Many languages other than English did have a way to refer to a person of unspecified sex. (Some are Classic Greek, Classic Latin, Armenian, Kurdish, Persian, Turkish, and Mandarin Chinese). If such a language is being spoken at the time/place of your story "they" might be a reasonable translation. Some explanation of this might be a good idea (particularly if non-gender pronouns are used sometimes but not always), provided it can be worked in without breaking the flow. Perhaps a character will comment on the usage of another character and what it means.

If your work uses an invented language, then you are free to devise its grammar at will. Many fantasies have followed Tolkien in doing this, but it is not always a good idea for those less skilled with language than he was. Or only a few words of th "actual" language may be given.

Note that a person refereed to by a non-gendered pronoun need not be a person of non-binary orientation. Non-gendered pronouns were often used mrely to avoid being specific when not needed.
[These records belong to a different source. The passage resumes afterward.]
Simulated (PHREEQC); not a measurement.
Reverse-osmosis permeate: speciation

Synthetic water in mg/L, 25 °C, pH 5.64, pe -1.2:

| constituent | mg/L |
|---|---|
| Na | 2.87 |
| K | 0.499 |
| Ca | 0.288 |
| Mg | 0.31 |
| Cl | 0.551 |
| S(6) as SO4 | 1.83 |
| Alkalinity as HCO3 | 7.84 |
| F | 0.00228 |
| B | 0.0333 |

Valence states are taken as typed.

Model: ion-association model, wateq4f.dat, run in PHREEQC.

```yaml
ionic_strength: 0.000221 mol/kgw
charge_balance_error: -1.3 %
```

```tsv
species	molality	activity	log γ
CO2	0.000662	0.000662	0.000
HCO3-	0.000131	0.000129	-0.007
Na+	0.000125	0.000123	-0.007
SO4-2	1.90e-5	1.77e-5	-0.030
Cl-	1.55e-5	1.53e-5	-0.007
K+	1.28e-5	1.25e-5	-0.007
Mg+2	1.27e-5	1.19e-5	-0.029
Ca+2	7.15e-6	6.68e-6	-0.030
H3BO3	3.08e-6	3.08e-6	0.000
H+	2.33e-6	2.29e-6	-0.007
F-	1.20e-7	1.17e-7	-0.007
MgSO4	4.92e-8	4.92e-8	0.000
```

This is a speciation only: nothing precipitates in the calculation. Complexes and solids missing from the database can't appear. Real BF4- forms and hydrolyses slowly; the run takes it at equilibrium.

Some ancient societies were much more tolerant of non-heterosexual people and actions than others, including classic Greek society. If your work is set in something very close to a historical society, you may want to look at the practice then and there, The more it is its own invented thing, the more you are free to design it yourself.

In short you can handle this in any of several ways. But you may want to explain what the usage meant in your society, if it is significant, or would be distracting. How major a point you make of this depends on what you are trying to say.